This week in The Gathering (live-streamed at 9:30 am) and Sanctuary worship service (live-streamed at 11:00 am), our scripture reading will be I Kings 19:9-18.
In this passage of scripture, the prophet Elijah is looking for God. Well, actually, he’s mostly running away from his problems.
He has just been through a long series of very traumatic and difficult events. In fact, Elijah has fled for his life and finds himself in the wilderness: alone, frustrated, disappointed, exhausted, depressed, and feeling as if no one was on his side. He makes the long journey to Mount Horeb — another name for Mount Sinai, the mountain of God. When he arrives, he goes into a cave to stay.
Have you been there? Have you ever just wanted to crawl into a cave and hide?
Elijah’s experience is part of our common human condition. It is just that way with us sometimes. Elijah came to that place after a time of intense and productive activity, relational conflict, physical exhaustion, a major success, and then a huge disappointment.
When the text says that Elijah “got up and fled for his life,” some commentators suggest that the meaning of the Hebrew is more accurately “he got up and went for his soul.”
If you have had the experience of touring a cave, you know that when they turn the lights off and everyone falls silent there is no darkness like that darkness — and no silence like that silence.
Elijah was in the cave, very much needing hope, encouragement, the presence of God, and guidance for his life. He needed to know that he wasn’t alone.
Suddenly, there were the dramatic events just like God’s appearance to Moses on that very mountain, ages before: a strong that wind tore through the mountains and broke apart the stones, followed by an earthquake, then a fire. Wind, earthquake, and fire — surely God is to be found there, right?
But God was not present in those dramatic, noisy, destructive forces.
After the fire, there was a profound, thick silence that Elijah could almost hear. The translators struggle to communicate the Hebrew describing Elijah’s exact experience. Listen to some of the ways his experience of God after the fire is described:
a still, small voice
a sound. Thin. Quiet.
a sound of sheer silence
a gentle whisper
a sound of gentle stillness
a quiet, subdued voice
a gentle breeze
a soft whisper
hardly a sound
the soft whisper of a voice
a gentle and quiet whisper
a sound of a gentle blowing
a quiet, gentle sound
nothing but the sound of a calm breeze.
And in that silence, Elijah knew the presence of God — and he heard the question he’d been asking himself as he sat in the cave, “What are you doing here, Elijah?”
And in that silence, Elijah heard the reminder that there were others in Israel faithful to God, that he was not alone; he felt the call to go back and attend to the needs of the people of Israel.
And then he returned, as God had instructed him.
Do you hear the Good News in that story? Even Elijah — good, faithful, successful Elijah — had his wilderness experiences, just like we do. He felt at the end of his rope, just as we sometimes do. Elijah needed to experience God — and so do we.

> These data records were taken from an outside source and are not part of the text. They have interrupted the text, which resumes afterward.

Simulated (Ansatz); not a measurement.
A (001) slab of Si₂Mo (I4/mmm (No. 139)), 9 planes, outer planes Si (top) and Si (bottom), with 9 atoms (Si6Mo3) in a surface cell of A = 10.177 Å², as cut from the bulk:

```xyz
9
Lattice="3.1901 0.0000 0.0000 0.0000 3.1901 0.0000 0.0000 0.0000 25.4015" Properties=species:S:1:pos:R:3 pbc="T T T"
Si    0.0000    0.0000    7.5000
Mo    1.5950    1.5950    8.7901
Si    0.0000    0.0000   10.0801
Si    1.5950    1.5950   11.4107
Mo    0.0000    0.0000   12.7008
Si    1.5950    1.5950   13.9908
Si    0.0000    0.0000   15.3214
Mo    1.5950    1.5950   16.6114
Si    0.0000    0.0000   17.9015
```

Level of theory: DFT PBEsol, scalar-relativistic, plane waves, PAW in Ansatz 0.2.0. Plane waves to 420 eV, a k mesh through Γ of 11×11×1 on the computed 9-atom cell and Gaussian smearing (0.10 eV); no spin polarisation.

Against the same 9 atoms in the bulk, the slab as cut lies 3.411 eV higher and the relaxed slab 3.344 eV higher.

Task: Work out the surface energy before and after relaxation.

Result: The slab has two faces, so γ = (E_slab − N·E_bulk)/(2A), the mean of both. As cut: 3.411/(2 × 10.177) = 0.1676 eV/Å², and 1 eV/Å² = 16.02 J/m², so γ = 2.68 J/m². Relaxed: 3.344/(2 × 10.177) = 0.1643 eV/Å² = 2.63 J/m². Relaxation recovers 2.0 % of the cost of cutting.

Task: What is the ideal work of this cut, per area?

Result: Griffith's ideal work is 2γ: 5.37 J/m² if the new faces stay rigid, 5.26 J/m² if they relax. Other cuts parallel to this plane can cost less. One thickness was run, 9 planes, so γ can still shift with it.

But, do we really expect to experience God . . . today? Maybe we’ve become so accustomed to the ideas about God appearing with clouds, thunder, lightning, trumpet fanfares, fire, smoke, etc. that we’ve just decided the presence of God cannot be experienced by us. Maybe God can be experienced in this way by people like Moses, Elijah, or Paul — but not us.
Have we relegated the experience of God to something that happens only in a Cecil B. DeMille movie or in the ancient stories of the Old Testament? Our tendency is to get busy, to make a things-to-do list, and to fix our own problems. Or, maybe we drown out our problems with noise, using TV, radio, and headphones to keep the silence away.
Maybe what we need more than anything else right now, however, is to, as Elijah did, “get up and go for our souls.” Perhaps this silence we really need more than anything else right now has become a bit more accessible in this time of physical distancing.
In fact, some people have written about the practice of Sabbath in relation to our current stay-at-home living. I think it is a fascinating way to reframe what we are experiencing — and to see an opportunity for a deeper spiritual experience in it.
Eugene Peterson published an article about sabbath a couple of decades ago in which he pointed out that the practice of sabbath as it was intended is captured in the meaning of the Hebrew word. He wrote:
“The Hebrew word, Shabbat, which we take over as is — untranslated — into our language, simply means, “Quit; stop; take a break.” Whatever you are doing, stop it. Whatever you are saying, stop talking. Sit down and take a look around you. Don’t do anything. Don’t say anything. Fold your hands. Take a deep breath…
“We must stop running around long enough to see what God has done and is doing. We must stop talking long enough to hear what God has said and is saying. All our ancestors agree that without silence and stillness there is no spirituality, no God-attentive, God-responsive life.”
— Eugene H. Peterson, Perspectives, June-July 2000
Do you have a place for this kind of silence in your life? Do you take some time to sit quietly and open your mind to that “still, small voice?”
Grace and Peace,
Dr. Tim Bruster
1 Kings 19:9-18
9 There he went into a cave and spent the night.
The Lord’s word came to him and said, “Why are you here, Elijah?”
10 Elijah replied, “I’ve been very passionate for the Lord God of heavenly forces because the Israelites have abandoned your covenant. They have tons down your altars, and they have murdered your prophets with the sword. I’m the only one left, and now they want to take my life too!” 11 The Lord said, “Go out and stand at the mountain before the Lord. The Lord is passing by.” A very strong wind tore through the mountains and broke apart the stones before the Lord. But the Lord wasn’t in the wind. After the wind, there was an earthquake. But the Lord wasn’t in the earthquake. 12 After the earthquake, there was a fire. But the Lord wasn’t in the fire. After the fire, there was a sound. Thin. Quiet. 13 When Elijah heard it, he wrapped his face in his coat. He went and stood at the cave’s entrance. A voice came to him and said, “Why are you here, Elijah?”
14 He said, “I’ve been very passionate for the Lord God of heavenly forces because the Israelites have abandoned your covenant. They have torn down your altars, and they have murdered your prophets with the sword. I’m the only one left, and now they want to take my life too.
15 The Lord said to him, “Go back through the desert to Damascus and anoint Hazael as king of Aram. 16 Also anoint Jehu, Nimshi’s son, as king of Israel; and anoint Elisha from Abel-meholah, Shaphat’s son, to succeed you as prophet. 17 Whoever escapes from the sword of Hazael, Jehu will kill. Whoever escapes from the sword of Jehu, Elisha will kill. 18 But I have preserved those who remain in Israel, totaling seven thousand — all those whose knees haven’t bowed down to Baal and whose mouths haven’t kissed him.”